In this monthly post, I tell you what I plan to study or improve on in the area of machine learning (including an update at the end of the month).
Last month was a bit … non-optimal. So this month I’m learning from my experience and going back to practical goals despite loving theory. Let’s jump right in.
Oh, and if you want to receive weekly updates on how I’m doing with these goals, consider subscribing to my newsletter 😉
Table of Contents
- Goal 1: Anomaly Detection with Neural Networks
- Goal 2: Kaggle Playground Challenge for November
- Previous month’s study goals & results
Goal 1: Anomaly Detection with Neural Networks
At work I spent the last few months learning about Anomaly Detection methods and even though it’s related to basic methods like clustering or classification, the rarity of the anomalies in the dataset give this problem an interesting spin that has been fascinating me.
The first methods I have used for this problem have been fairly basic algorithms, but a lot of these, like the Local Outlier Factor and others, run into problems as the data gets larger and as more dimensions are introduced because in very high dimensional space distances and densities are deceptive.

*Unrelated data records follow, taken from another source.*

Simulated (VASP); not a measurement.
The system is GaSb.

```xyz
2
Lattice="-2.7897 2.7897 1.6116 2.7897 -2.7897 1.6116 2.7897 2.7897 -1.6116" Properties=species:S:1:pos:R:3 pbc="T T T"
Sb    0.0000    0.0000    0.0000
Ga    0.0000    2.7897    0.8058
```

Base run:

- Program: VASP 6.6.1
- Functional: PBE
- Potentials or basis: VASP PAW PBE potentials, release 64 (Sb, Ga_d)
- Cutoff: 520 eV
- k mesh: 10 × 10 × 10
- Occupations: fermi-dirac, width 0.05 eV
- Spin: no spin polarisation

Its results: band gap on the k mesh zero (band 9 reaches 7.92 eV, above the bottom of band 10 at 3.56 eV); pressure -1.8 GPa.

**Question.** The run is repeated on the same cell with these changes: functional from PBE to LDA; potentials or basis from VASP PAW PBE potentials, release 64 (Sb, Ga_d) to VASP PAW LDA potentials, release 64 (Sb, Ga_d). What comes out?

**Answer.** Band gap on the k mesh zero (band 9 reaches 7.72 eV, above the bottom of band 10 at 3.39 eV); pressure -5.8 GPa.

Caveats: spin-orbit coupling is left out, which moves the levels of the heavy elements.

Since large data is typically a good area to use neural networks, especially because of high computing demands and the ability of neural networks to work with the data iteratively in batches, I want to do some research and find out which strategies exist for anomaly detection within deep learning.
Questions I want to answer:
- Which models or methods exist for anomaly detection with neural networks?
- How easy is it to interpret the results? Because interpretability is a rather large concern in anomaly detection cases like fraud detection.
Possibly I’ll even get to playing around with a dataset.
Goal 2: Kaggle Playground Challenge for November
If you read some of my last goal-posts, you know that I’m a massive fan of the monthly Tabular Playground Series challenge on Kaggle, which is aimed at beginners in the world of Kaggle challenges and typically includes a synthetic dataset around a specific ML topic. I skipped some of the last challenges because they didn’t align with the areas I wanted to study, but this month I’m back.
This one is about the technique of ensemble models that combine the results of multiple classifiers to create more robust results. A well known example of typical ensemble methods are Random Forests. I’m excited to dive a bit deeper into the topic and
- read 2 notebooks of other participants to learn new ideas
- submit 2 solutions myself, no matter how bad